Pokémon designs draw from all sorts of real-life animals, be it foxes, frogs, or in this case, fish. After all, our world is mostly water, so it’s only fair that so many Pokémon are styled after sea creatures. Below you’ll find our list of every fish Pokémon, ranked from the worst up to the absolute best. This isn’t based on the competitive scene, but rather on just how ‘fishy’ each Pokémon is, its place in the world, and in some cases, how clever its name is.
Dracovish / Arctovish
These misshapen weirdos are really just here on a technicality, hence taking the worst spot on the list. Sword and Shield gave players the ability to mix and match fossils to create four different Frankenstein Pokémon. Dracovish (left) is a result of fish and drake fossils being combined; Arctovish (right) is what you get by combining a fish fossil with a dino fossil.
Luvdisc is a very specific kind of fish: the kissing gourami. The problem is, it just looks like a floating heart. There’s barely any resemblance of a fish here.

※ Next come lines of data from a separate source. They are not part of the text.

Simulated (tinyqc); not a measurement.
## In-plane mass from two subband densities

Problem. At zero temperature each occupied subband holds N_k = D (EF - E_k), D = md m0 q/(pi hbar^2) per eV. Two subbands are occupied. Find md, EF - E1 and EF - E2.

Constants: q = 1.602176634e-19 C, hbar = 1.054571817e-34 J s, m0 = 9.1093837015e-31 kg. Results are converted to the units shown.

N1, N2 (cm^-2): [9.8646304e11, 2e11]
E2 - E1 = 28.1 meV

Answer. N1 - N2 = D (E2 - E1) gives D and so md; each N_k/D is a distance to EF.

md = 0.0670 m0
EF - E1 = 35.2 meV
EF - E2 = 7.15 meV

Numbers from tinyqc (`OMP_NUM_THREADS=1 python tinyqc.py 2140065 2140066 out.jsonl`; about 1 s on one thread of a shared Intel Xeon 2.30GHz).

Alomamola does a bit better, with its horizontally symmetrical design. However, it loses big points for not being an evolution of Luvdisc, which it clearly should be. Black and White did this a few times, with Bouffalant being another example — Tauros was robbed.
Remoraid is a pretty plain Pokémon, and it doesn’t even evolve into a fish — how this thing becomes the octopus Octillery is a mystery. It gets bonus points for being an important companion to Mantyke and Mantine, but we’ll get to them later.
Just look at that face. You know Stunfisk has gotten so many swirlies at Pokémon school. You might think that’s no big deal for a fish, but Stunfisk actually lives in the mud — it’s not even a water type.
Bruxish avoids being closer to the bottom thanks to a colorful design and its typing. This is the only psychic fish in the series, which counts for something.
Barboach / Whiscash
This evolutionary pair is a simple loach and a catfish. Whiscash probably tastes delicious when fried, but this list is not about which fish Pokémon is most likely to appear on a Cracker Barrel menu.
Finneon / Lumineon
This pair of evolving fish does a bit better, thanks to their cool color designs and bodies, which actually glow at night. That’s why “neon” is in the name.
Chinchou / Lanturn
Both of these Pokémon are angler fish, though only the evolved form really looks like it. Lanturn also avoids the horrifying, fanged face that real-life anglers have. Chinchou also gets some bonus points for having eyes unlike any other Pokémon in the series.
Basculin / Basculegion
Basculin and Basculegion mostly earn this spot due to clever wordplay, but their evolutionary chain is pretty interesting too. Basculin comes in three forms, with either red, blue, or white stripes. Only the white-striped ones can evolve in Basculegion.
Arrokuda / Barraskewda
These swimmers also jump up the list as a result of good wordplay — their names are just so fun to say. Plus, they’ll probably put Heart in your head, and that’s never a bad thing.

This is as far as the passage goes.